On her full-length debut, Parks carries a unique tenderness. Each track on Collapsed In Sunbeams feels perfectly crafted and formed, built to entice whilst still subtly carrying the album’s general themes. To quote the closing track “Portra 400” Parks debut album is “making rainbows out of something painful.”

Becoming apparent quickly is the fact the brilliance of it all lies in the mundanity of her lyricism - her poetic depictions of everyday scenarios make her songs easily relatable. By not over romanticising or emoting her songs she surprisingly manages to create an endless depth. Take her single “Black Dog” – a song about dealing with everyday depression. The lyrics “let’s go to the corner store and buy some fruit / I would do anything to get you out your room.” The simple imagery is exacerbated by the heaviness of the song’s context: it transports the listener into a world of understanding and relatability through the simple but effective 'less is more' mantra.

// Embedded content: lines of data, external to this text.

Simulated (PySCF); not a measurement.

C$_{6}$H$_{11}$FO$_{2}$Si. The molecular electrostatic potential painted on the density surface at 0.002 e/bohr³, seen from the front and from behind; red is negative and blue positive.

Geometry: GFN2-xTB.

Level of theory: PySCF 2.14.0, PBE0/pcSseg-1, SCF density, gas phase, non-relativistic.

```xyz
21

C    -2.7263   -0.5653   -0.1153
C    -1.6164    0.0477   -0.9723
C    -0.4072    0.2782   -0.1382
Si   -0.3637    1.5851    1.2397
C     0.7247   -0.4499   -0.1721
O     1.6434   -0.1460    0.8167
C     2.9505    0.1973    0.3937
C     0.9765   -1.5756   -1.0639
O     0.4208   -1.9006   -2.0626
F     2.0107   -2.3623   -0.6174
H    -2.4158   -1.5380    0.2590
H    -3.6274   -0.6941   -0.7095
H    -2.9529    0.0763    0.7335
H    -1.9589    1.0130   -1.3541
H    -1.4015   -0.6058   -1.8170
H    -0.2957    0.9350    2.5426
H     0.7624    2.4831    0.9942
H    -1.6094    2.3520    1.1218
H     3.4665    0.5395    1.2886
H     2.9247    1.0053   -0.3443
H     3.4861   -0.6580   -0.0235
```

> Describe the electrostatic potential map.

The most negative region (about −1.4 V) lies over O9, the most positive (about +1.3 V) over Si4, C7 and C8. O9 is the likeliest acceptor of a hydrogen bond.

Opening the album is the tranquil “Collapsed In Sunbeams”, where the spoken word flows poetic as Parks gently introduces listeners to what's to come. It’s a tranquil start to the album and broaches the intimate themes with a gentle hug – “you shouldn’t be afraid to cry in front of me” she reassures.

In fact, all throughout the opening moments comes a 'light at the end of the tunnel' thinking. Tracks “Hurt” and “Hope” preach the mantras of “it won’t hurt so much forever” and “you’re not alone like you think you are / we all have scars” respectively. However, “Caroline” seems to be the album’s turning point. Parks creates a vivid storyline of a couple she observes whilst “waiting for the bus one day”. The desperation of the track falls in complete contrast to the previously motivating and upbeat album tracks. “Caroline” is perhaps the most beautifully, and tragically, poetic of the album’s 12 tracks. A similarly sad love story is narrated on “Eugene”. Written as a love letter to her best friend, the sense of intimacy makes it feel as if the listener is there with Parks as she observes these.

The blending of the genres throughout the album appears with ease. “Too Good” holds a funk bass line with a juicy R&B melody over the top, offering a delicious contrast to the sleek, dark and sultry “For Violet”. On the other hand, Parks gifts listeners with the smooth, almost reggae-like beat of “Bluish” with its intricate electronic and jazz layers - not content with giving solace to a world shrouded in darkness, Parks is also effortlessly fusing genres.

The versatility of Collapsed In Sunbeams is beyond comendable. Parks seemingly effortless lyricism and laidback melodies make her songs cosy in winter, and chilled in summer - always to be uplifting and comforting. Every track can mould around different settings and this level of versatility in a debut album is a rarity. Collapsed In Sunbeams is timeless.